> Develop a habit of working on your own projects. Don't let "work" mean something other people tell you to do.
I spend eight hours+ a day supporting my addiction to food and shelter. Why would I spend my free time working toward “greatness” instead of doing hobbies I enjoy and spending time with friends and family?
Any other time I have I’m spending working out and training for runs - neither of which I will ever be great at.
There’s literally a note that says the text assumes you’re very ambitious. If you have no desire to work towards some definition of “greatness”, I assume that you’re not ambitious, and the text doesn’t apply to you.
Which is ok! You don’t need to be ambitious, but it also means you shouldn’t take this essay so personally.
Ambition is a pretty ambiguous term for what I think—here—means “A strong yearning for a type of success characterised by western capitalist-individualistic schema of wealth and status.” Cool if you want that I guess. But it’s narrow af.
Can you give me an example of a very ambitious goal that doesn’t fall under the western definition you posted, and yet, can not benefit from the article?
I think the idea here would be to manage your manager so you can tie what work interests you into your job whenever possible, implied by this section:
"Don't let "work" mean something other people tell you to do. If you do manage to do great work one day, it will probably be on a project of your own. It may be within some bigger project, but you'll be driving your part of it."
as for time with family and friends, I'd say you can't have it all. It's a personal decision on whether you want to achieve "greatness" and what you are willing to sacrifice for it
> The following recipe assumes you're very ambitious.
No reason why. PG isn't writing to you. If you've got hobbies that make you happy, relationships you love, and runs that keep you healthy, I'm sure PG would tell you not to change anything.

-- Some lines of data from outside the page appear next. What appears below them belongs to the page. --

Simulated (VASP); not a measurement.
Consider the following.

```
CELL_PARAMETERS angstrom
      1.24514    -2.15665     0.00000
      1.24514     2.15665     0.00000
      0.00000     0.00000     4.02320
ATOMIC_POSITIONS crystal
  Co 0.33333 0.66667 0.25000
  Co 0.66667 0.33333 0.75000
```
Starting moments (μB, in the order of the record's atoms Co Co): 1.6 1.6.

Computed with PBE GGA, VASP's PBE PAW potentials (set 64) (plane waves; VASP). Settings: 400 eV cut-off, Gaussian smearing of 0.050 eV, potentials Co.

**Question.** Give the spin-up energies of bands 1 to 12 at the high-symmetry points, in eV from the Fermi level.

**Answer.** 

What's your complaint? That this article is not targeted at you? The article is titled "how to do great work". If you aren't interested in doing great work then you are not the target audience.
Does HN really think this? 99% of people will have neutral to negative impact on the world 10 yrs post mortem. None of us are the target audience is this article
The words you wrote make sense but are filled with so many assumptions and beliefs that I actually don't understand what you are trying to say.
For example
> 99% of people will have neutral to negative impact on the world 10 yrs post mortem
What does it even mean to have a negative impact on the "world"? Do you mean a negative impact on humanity? Also, where does the 99% number come from.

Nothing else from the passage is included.